“I don’t have to tell you that Mr. B is with Mozart and Tschaikovsky and Stravinsky,” Lincoln Kirstein announced to the New York City Ballet audience, exactly 30 years before the company’s April 30 opening night this season. The program, which inaugurated City Ballet’s three-week American Music Festival attracted a good house and fervid audience enthusiasm for two big pieces easy on both eye and spirit: Who Cares? to Gershwin songs (their lyrics unsung, but engraved in popular memory; Tiler Peck at her familiar finest) and Stars and Stripes (Hershy Kay, after Sousa, the master of marching), plus one tiny one—the amuse-bouche Tarantella.
Janie Taylor and Anthony Huxley in George Balanchine’s Ivesiana
Photo: Paul Kolnik
The piece awarded only a tepid reception was the one I went to see—the 1954 Ivesiana, named for its composer, Charles Ives. It seizes the imagination and always in different ways; its message is up to the interpretation of the viewer. The message, however, is never heartening.
The piece opens and closes with a largish group in unremarkable practice clothes of dull hues, people locomoting on their knees, the rest of their body erect but subdued, their destination undefined and unexplained—perhaps a useful image for sociologists. Human assets such as will and imagination—even intention—seem to have died in them long ago. They are, of course, incapable of mourning what they’ve lost. They’re indifferent, emotionally hollow.
Balanchine’s first stroke is right on the mark: the curtain rises on a full blackout. Then, slowly, a little light comes up; witnessing this is like the beginning of arousal from deep anesthesia. Viewers see a knotty cluster of people on their knees that slowly fans out as if merely to create a breathing space. Still the claim of that larger space registers as a warning and a threat.
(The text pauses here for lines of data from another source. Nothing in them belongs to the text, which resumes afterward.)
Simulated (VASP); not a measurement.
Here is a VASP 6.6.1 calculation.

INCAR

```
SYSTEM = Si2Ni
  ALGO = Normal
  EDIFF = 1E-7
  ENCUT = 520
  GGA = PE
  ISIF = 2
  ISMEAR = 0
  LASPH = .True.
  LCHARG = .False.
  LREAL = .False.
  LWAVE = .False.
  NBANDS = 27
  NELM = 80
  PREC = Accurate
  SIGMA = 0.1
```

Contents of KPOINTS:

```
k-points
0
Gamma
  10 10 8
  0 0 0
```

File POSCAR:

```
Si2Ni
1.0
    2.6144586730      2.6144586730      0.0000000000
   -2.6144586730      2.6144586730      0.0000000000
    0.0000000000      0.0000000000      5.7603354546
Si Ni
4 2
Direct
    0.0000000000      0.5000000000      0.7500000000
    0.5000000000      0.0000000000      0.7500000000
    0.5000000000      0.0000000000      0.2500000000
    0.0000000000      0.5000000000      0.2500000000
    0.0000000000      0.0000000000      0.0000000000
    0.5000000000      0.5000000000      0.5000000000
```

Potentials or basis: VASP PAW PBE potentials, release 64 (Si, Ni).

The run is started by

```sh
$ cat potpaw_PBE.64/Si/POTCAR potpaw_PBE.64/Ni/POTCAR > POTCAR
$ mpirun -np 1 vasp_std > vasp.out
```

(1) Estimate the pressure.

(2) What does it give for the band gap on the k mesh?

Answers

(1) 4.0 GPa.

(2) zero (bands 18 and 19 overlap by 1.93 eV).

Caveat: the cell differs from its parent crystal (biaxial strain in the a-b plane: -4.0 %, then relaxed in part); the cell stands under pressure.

Ashley Laracey and members of the ensemble in Ivesiana
Photo: Paul Kolnik
A young woman in a white tunic, hair unbound (Ashley Laracey), wanders through the still-dense forest of kneeling bodies. Her hands palpate the air directly before her, as if she were not simply lost but blind as well. Worse yet, she’s joined by a man in a grey unitard—anonymity personified–and together they make their way through the crowd. So far the narrative might have been coveted by some contemporary equivalent of the Brothers Grimm.
Ashley Laracey, Zachary Catazaro, and members of the ensemble in Ivesiana
Photo: Paul Kolnik
Throughout, the stage remains ominously dark. The girl appears to be running away from the man. Inevitably, he captures her and then leaves her inert body with a group of the anonymous people, as if for dead. The nameless crowd clusters behind the body—fulfilling its mission, as it were—and disappears into the velvety, fatal dark as, presumably maimed and sightless, the girl is once again let loose and tries to find her way. The section described above is called “Central Park in the Dark” and, having lived half a block away from the site, I can attest to the fact that the narrative has many factual roots.
The second section, “The Unanswered Question,” originally featured the incomparable Allegra Kent whose extreme plasticity, coupled with a supercharged poetic imagination, made her role unforgettable. Now Janie Taylor, partnered by Anthony Huxley, takes the leading role, but creatures like Kent are never replaceable. Four men in black (they’re hardly visible) manipulate the woman so that her partner can almost reach out and touch her but never does, clearly never will; she remains forever just beyond his reach. The supporters hold her aloft, erect, like a revered icon, and then, in a thrilling, danger-laden single swoop, she drops backwards. In a few seconds her supporters have her standing in the air once again.
A third section, called “In the Inn,” finds a man and woman (the dangerously good-looking Amar Ramasar, who overacts, and the lush Sara Mearns) enjoying the simple pleasure of a mix of social dances. In the viewer’s imagination, however, the horrors implied in what went before the joy make the halcyon images seems ironic or at least unworthy of trust.
The closing section, “In the Night,” gives us the full cast once again, walking unremittingly on its knees in the near dark to one side or the other of the stage, some exiting into the wings, some still “caught” mid-stage as the curtain falls. Unlike Who Cares? and Stars and Stripes, Ivesiana makes no effort to “entertain” its audience; it is there to make us recall our worst nightmares (asleep or awake) and to marvel at the fact that the most profound ideas and feelings can be expressed (often best expressed) without a single word.
The entire program was extraordinarily well danced.